All Howell’s writings are imbued with a certain simplicity and quaintness. His elaborate allegories are forgotten; his linguistic labours, of value in their time, are now superseded; but his Letters, the Epistolae Ho-elianae (four volumes issued in 1645, 1647, 1650 and 1655), are still models of their kind. Their dates are often fictitious, and they are, in nearly every case, evidently written for publication. Thackeray said that the Letters was one of his bedside books. He classes it with Montaigne and says he scarcely ever tired of “the artless prattle” of the “priggish little clerk of King Charles’s council.”
The Epistolae have been frequently edited, notably by J. Jacobs in 1890, with a commentary (1891), and Agnes Repplier (1907).
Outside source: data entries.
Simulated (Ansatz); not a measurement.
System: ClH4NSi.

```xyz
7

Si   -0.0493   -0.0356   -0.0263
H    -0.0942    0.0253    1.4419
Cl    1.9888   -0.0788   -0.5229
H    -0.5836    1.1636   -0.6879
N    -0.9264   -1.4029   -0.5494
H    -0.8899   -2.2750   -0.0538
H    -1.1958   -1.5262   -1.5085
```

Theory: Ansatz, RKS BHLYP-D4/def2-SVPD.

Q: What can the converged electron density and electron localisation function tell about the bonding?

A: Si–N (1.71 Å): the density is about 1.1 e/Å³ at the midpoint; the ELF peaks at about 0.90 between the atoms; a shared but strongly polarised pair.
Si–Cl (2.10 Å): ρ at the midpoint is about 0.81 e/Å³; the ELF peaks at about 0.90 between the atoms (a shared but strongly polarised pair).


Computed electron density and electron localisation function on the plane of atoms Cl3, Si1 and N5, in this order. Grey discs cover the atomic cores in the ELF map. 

HOWELLS, WILLIAM DEAN (1837- ), American novelist, was born at Martin’s Ferry, Ohio, on the 1st of March 1837. His father, William Cooper Howells, a printer-journalist, moved in 1840 to Hamilton, Ohio, and here the boy’s early life was spent successively as type-setter, reporter and editor in the offices of various newspapers. In the midst of routine work he contrived to familiarize himself with a wide range of authors in several modern tongues, and to drill himself thoroughly in the use of good English. In 1860, as assistant editor of the leading Republican newspaper in Ohio, he wrote—in connexion with the Presidential contest—the campaign life of Lincoln; and in the same year he was appointed consul at Venice, where he remained till 1865. On his return to America he joined the staff of the Atlantic Monthly, and from 1872 to 1881 he was its editor-in-chief. Since 1885 he has lived in New York. For a time he conducted for Harper’s Magazine the department called “The Editor’s Study,” and in December 1900 he revived for the same periodical the department of “The Easy Chair,” which had lapsed with the death of George William Curtis. Of Mr Howells’s many novels, the following may be mentioned as specially noteworthy: Their Wedding Journey (1872); The Lady of the Aroostook (1879); A Modern Instance (1882); The Rise of Silas Lapham (1885); The Minister’s Charge (1886); A Hazard of New Fortunes (1889); The Quality of Mercy (1892); The Landlord at Lion’s Head (1897). He also published Poems (1873 and 1886); Stops of Various Quills (1895), a book of verse; books of travel; several amusing farces; and volumes of essays and literary criticism, among others, Literary Friends and Acquaintance (1901), which contains much autobiographical matter, Literature and Life (1902), and English Films (1905).
Howells is by general consent the foremost representative of the realistic school of indigenous American fiction. From the outset his aim was to portray life with entire fidelity in all its commonplaceness, and yet to charm the reader into a liking for this commonplaceness and into reverence for what it conceals. Though in his earliest novels his method was not consistently realistic—he is at times almost as personal and as whimsical as Thackeray—yet his vivid impressionism and his choice of subjects, as well as an occasional explicit protest that “dulness is dear to him,” already revealed unmistakably his realistic bias. In A Modern Instance (1882) he gained complete command of his method, and began a series of studies of American life that are remarkable for their loyalty to fact, their truth of tone, and their power to reveal, despite their strictly objective method, both the inner springs of American character and the sociological forces that are shaping American civilization. He refuses to over-sophisticate or to over-intellectualize his characters, and he is very sparing in his use of psychological analysis. He insists on seeing and portraying American life as it exists in and for itself, under its own skies and with its own atmosphere; he does not scrutinize it with foreign comparisons in mind, and thus try to find and to throw into relief unsuspected configurations of surface. He keeps his dialogue toned down to almost the pitch of everyday conversation, although he has shown in his comedy sketches how easy a master he is of adroit and witty talk.